Real honest parenting

22 November 2019

Mummy bloggers like to have you believe that they're being dead honest when they give away little secrets like 'wearing the same jeans for 4 days straight' and sometimes 'using Peppa Pig as a surrogate parent' but they're not letting you in on the real realities of being parent to a mini terrorist so here's some things that toddlers do that really, really get on your tits:



Sharting becomes normal - when your kid is on his third stomach bug in as many months you can bet your arse that you're on the same and this means that instances like sharting just become a normal occurance. If you're not covered in someone else's shit then it's your own and around this time of year you're probably wondering what it was ever like to pass a firm still and if you'll ever know of it again. Probably not hun, stomach bugs are more regular than my periods these days so thanks for that Fred. 

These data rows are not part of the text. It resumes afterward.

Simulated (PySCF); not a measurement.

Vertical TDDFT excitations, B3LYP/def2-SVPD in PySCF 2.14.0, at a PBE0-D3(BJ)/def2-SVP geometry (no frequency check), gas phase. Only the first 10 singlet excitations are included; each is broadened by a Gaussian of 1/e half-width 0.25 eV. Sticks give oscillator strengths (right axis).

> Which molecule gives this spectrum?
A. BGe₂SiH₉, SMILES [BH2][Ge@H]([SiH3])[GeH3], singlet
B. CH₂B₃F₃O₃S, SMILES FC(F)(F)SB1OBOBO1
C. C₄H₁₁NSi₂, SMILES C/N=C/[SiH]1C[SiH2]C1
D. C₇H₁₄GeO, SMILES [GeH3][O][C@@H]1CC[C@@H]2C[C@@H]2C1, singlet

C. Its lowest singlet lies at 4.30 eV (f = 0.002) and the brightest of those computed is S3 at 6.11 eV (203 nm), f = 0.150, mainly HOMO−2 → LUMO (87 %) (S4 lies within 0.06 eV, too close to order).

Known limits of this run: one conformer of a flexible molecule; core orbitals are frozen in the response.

Not eating - most kids go through a phase where they eat really well and you feel like you've struck gold on the kid-eating-veg competition but then suddenly and literally out of nowhere your child will decide that they no longer want to eat anything, a n y t h i n g other than toast and the mere suggestion of them considering something else is actual abuse and they would call childline if they knew what it was or how to. 

Toddler socks vanish - If you think matching up adult sized socks is a fiasco imagine ones a fraction of the size, I probably get Fred a new pack of socks each month and within a week I am only left with odd socks. Odd socks is one of those things that makes my right eye twitch and heart race a little but thanks to this tiny human's tiny feet and tiny socks my OCD behaviours are being challenged daily leading me stop giving a sh*t what he looks like for nursery which brings me to my next point...

Dressing for nursery - There was a time when I'd plan Fred's outfits to make him look as cute as poss for nursery so that I looked like a dead good mum...then he started walking. Trousers soon became ripped at the knees, shoes were scuffed in a day and there was this one time when he was shoved in a ditch to play and was covered head-to-toe in mud so I stopped giving a shit. Nice clothes are saved for the weekends and occasions when I need to look like a dead good mum, most of the week is spent wearing ripped trousers and slightly too short tops because I will make the most of every item of clothing until he can physically no longer wear it. 

Nicking your kid's food - Imagine this, you cook your little bundle of joy a classic meal of fish fingers, smiley faces and peas and as you serve it to him you think back to your own childhood and how much you enjoyed this grub. It's not your dinner time yet because you ate most of Greggs at lunch so you sit at the table with the child to be nice and chat and help them fill their little face with goodness only for them to take e v e r y s i n g l e pea off their plate, choke on your poison fingers and just suck on the faces. This brings on a range of emotions from concern for their malnourishment, disappointment that they can't just be a normal human and eat their dinner and anger that they don't know what a cracker of a meal they've been blessed with - this soon passes as you feed your emotions with the bits of food that haven't been choked on, on the floor or sucked....oh who's kidding, you eat the lot. 

Dropping a swear word - Fred likes to copy words, it's cute until I start talking about his Dad and now we have to say that Daddy is a digger because that is absolutely what Mummy said and definitely wasn't dick.

Kerchinging when child benefit goes in - kid's are expensive, so there's nothing more celebratory than a free £80 landing in the bank once a month - I like to consider it compensation for the sharts, endless hours of in the night garden and wasted food. 

There you have it, just a few realities from your fave mummy blogger. I'm off to make fred some avocado on toast - just kidding, Im napping whilst he dances to Iggle Piggle for the 8th time today.